Review: The National's Boxer

The National's Boxer

The latest album by The National has me imagining a “Do Not Enter” sign painted by Monet — mysterious and beautiful, but also a warning to be heeded. The songs are uniformly quiet and thoughtful, but a steady driving pulse (courtesy of drummer Bryan Devendorf) never lets the energy die completely. The lyrical themes, couched in lead singer Matt Berninger’s poetic style, remind me of the Teacher in Ecclesiastes. He’s tried it all — love, money, parties, friends — and ultimately it is all meaningless. It’s a harsh lesson, but a sweet coating of lush music helps it go down easier.

I’m not sure I’ve ever heard a rock album that kept the tone so consistently soft for all 12 tracks. Not once in Boxer‘s 43 minutes do they cut loose from the somnolent mood, sticking to a tightly crafted sound based on interwoven piano, guitar and drums. Brothers Bryce and Aaron Dessner, along with Scott Devendorf (brother of the drummer), produce a delicate curtain of music, in front of which hang Bryan Devendorf’s insistent drumming and Berninger’s haunting baritone.The result is that the album feels amazingly cohesive, almost like one long subtly changing song.

The lyrics, too, revolve and repeat around consistent themes: loss, growing up, getting older, working. One line from “Mistaken For Strangers” sums up a lot of the album: “another uninnocent, elegant fall into the unmagnificent lives of adults.” Berninger bemoans the loss of youthful energy in lines like: “We miss being ruffians, going wild and bright/in the corners of front yards/getting in and out of cars/we miss being deviants” (“Guest Room”). In its place is a bland adulthood full of loneliness (“Falling out of touch with all my/friends are somewhere getting wasted” from “Green Gloves”) and empty pursuits (“Make up something to believe in your heart of hearts/so you have something to wear on your sleeve of sleeves” from “Fake Empire”). For Berninger, it would seem, adulthood is just youth with the color drained out — you have the same problems, but none of the exuberance and fun that used to make them bearable.

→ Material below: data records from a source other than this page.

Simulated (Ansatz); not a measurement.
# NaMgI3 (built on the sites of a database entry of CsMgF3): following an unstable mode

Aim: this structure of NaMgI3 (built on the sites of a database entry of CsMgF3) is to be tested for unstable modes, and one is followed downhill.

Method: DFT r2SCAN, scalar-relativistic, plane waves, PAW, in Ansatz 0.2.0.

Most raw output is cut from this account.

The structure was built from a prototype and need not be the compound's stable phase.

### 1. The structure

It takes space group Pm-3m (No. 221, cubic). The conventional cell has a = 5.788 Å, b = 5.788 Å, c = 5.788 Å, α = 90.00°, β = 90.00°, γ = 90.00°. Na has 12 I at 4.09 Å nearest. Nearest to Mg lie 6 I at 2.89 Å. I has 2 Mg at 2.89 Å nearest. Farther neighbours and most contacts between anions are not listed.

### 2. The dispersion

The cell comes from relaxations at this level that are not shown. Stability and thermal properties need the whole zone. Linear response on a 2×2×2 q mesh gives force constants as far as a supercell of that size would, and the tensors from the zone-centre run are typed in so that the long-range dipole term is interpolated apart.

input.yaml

So, beyond the simple audio pleasure of listening to this album, why would anyone be interested in such a downer? Well, going back to Ecclesiastes, I would say that understanding the negative image can give us a fuller and more nuanced understanding of the positive. The point of Ecclesiastes is not to convince us that life is terrible; it is to convince us that life would be terrible without God. Now I’m not claiming that the National has that same object in mind — just that it’s a way to listen to what they are saying. When Berninger sings “I made a mistake in my life today /everything I love gets lost in drawers / I want to start over, I want to be winning / way out of sync from the beginning”, he is putting into song what too many people feel without the assurance of grace and meaning that come from faith in Christ.

I could understand people steering clear of Boxer based on its depressing lyrics (and a few instances of strong language), but for myself, I love it. Maybe it’s because I am an unashamed Ecclesiastes fan, but for me, examining and understanding the bad side of things is an integral part of my faith. And I’ve never heard it done more beautifully than on Boxer.